Two other reasons for abandonment occur to Juan Santana, a Metro police sergeant who supervises auto-theft detectives at the airport. Thieves know that some motorists equip their cars with electronic tracking devices such as Lo-Jack. So they steal a car, park it at the airport temporarily, and wait to see if the cops show up.
"Unfortunately an airport is sort of like a shopping center for cars," Santana says. "You'll have a guy steal an Acura at the Fort Lauderdale airport, then let it sit in Miami for a week. If he sees it's safe, he'll retrieve it."

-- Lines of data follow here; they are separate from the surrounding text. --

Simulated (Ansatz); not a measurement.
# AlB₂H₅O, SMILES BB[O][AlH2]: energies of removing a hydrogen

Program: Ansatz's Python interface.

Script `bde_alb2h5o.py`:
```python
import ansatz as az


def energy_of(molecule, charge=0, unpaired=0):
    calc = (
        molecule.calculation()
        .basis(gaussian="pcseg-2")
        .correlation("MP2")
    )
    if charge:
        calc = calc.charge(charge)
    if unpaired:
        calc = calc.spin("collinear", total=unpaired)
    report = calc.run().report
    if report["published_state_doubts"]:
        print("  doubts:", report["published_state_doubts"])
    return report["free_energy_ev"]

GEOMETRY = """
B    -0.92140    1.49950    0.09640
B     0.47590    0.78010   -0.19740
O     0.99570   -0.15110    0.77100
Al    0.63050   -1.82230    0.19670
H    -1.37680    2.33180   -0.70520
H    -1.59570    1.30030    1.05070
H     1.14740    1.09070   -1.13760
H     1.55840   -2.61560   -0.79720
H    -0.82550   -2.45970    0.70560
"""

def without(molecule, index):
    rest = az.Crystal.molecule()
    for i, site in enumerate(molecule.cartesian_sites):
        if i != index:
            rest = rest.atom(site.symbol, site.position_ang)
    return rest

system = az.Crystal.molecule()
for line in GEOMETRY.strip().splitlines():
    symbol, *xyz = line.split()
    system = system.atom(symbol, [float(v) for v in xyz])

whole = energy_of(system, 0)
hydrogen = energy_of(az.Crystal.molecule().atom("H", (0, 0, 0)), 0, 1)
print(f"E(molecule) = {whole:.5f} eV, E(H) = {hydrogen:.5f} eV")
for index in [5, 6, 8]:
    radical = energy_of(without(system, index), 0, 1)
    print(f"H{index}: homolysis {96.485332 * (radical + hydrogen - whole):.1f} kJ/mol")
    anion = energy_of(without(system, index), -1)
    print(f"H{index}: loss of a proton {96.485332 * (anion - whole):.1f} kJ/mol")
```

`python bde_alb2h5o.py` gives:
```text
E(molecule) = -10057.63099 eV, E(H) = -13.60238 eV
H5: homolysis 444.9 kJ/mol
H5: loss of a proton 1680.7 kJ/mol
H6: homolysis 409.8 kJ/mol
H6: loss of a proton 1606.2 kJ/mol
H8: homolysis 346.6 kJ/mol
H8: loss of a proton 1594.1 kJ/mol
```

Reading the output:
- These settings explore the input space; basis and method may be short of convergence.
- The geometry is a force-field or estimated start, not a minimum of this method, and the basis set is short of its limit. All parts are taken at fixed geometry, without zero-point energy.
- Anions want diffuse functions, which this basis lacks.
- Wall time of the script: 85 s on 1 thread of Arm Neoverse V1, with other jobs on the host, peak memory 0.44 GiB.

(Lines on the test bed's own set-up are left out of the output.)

Insurance fraud is another motive. "You have a lemon, you park the car here, you report it stolen the same day," Santana explains. "After 30 days the insurance company will reimburse you for it. We might not identify it as stolen in that time frame." (Identifying stolen cars isn't as quick or easy as one might think, Santana notes. Running the license plate through a computer isn't enough, because thieves routinely switch plates to trip up investigators. To be sure an abandoned car is stolen, detectives have to personally inspect it, taking into account the vehicle identification number stamped on the car by the manufacturer.)
Leatha Bouie, J.M. Denis's assistant, points out that some people simply don't notice the signs that outline the 60-day policy, which are posted in all the parking garages. They think it's okay to park indefinitely. "I remember a case where a gentleman had gone to Mexico and was working down there for months. He didn't realize there was a tow policy. He didn't get our certified letter because he wasn't at home."
Bouie says she occasionally wakes up in the middle of the night thinking about mystery cars. "We've had some that I've wondered and wondered about," she recounts. "One was a disabled person -- he parked in a handicapped space and just never came back. We let the car stay more than 500 days. Maybe he passed away, but there's no way for us to know. The best stories are the ones we never hear. I think about why anybody would go away and leave a Cadillac for 30, 40, 50 days. I feel like saying, 'Bring it over to my house! I'll use it.' But that's just people. They do strange stuff."
As for Prince Eristavi, he's still traumatized by the near loss of his Volvo. "He is so upset he's not going to visit here any more," says Walters, the prince's secretary. "Maybe Greece next year.